I can do anything
I get up in the morning, get out of bed and go get a bowl to make my breakfast. I pour in the cereal, then the milk, it almost overflows. I take a sip before I carry it to the table. I eat my breakfast then go pick out some cloths. I go into my sister’s room to make sure they match. Not that I am self conscious but I am legally blind from birth and matching is something that is difficult to do. Just like everyone else when I was little my parents used to tell me that I could do anything that I want to when I grow up. I am grown up now, and as I’m actually looking at what I want to do my parents have changed their views, some things “won’t be possible” because of my vision. I have chosen not to think this way. I believe that anything is possible if I set my mind to it.
This past summer the week of July 4th I went to a convention of the national federation of the blind and my favorite thing about it was their constant assurance that visually impaired persons can do anything we want as long as we set our minds to it, during the week there I met a blind carpenter, some teachers, and a bunch of lawyers. Though none of them have the profession that I aspire to someday have I still took the experience to mean that I could do anything too. When I was there I got to do one of my favorite things, sign. My friend Emily and I were at a seminar about guide dog ownership a person was blind and hard of hearing walked in. She didn’t have an interpreter and couldn’t understand what was being said, so I offered my help interpreting. She accepted, and I signed the whole seminar to her. It was a very exiting experience, and the girl was very grateful I was there.

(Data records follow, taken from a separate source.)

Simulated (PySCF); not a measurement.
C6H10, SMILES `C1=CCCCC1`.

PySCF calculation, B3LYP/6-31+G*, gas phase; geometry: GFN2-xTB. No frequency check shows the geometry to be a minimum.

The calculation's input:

I had another similar experience while I was at the retake center for the math TAKS test last summer. I was walking up to the sign in desk to ask if they had ordered my large print test, and the mother and daughter in front of me were signing to each other. After I found out they ordered my test I went over to the table they were sitting at and started signing to Cayla. We signed back and forth until we had to go take the test. For a while she even thought I was her interpreter!
I get up to a new day every day, and in that day anything is possible. Not because I think it is, I know it is. No one can tell me any different.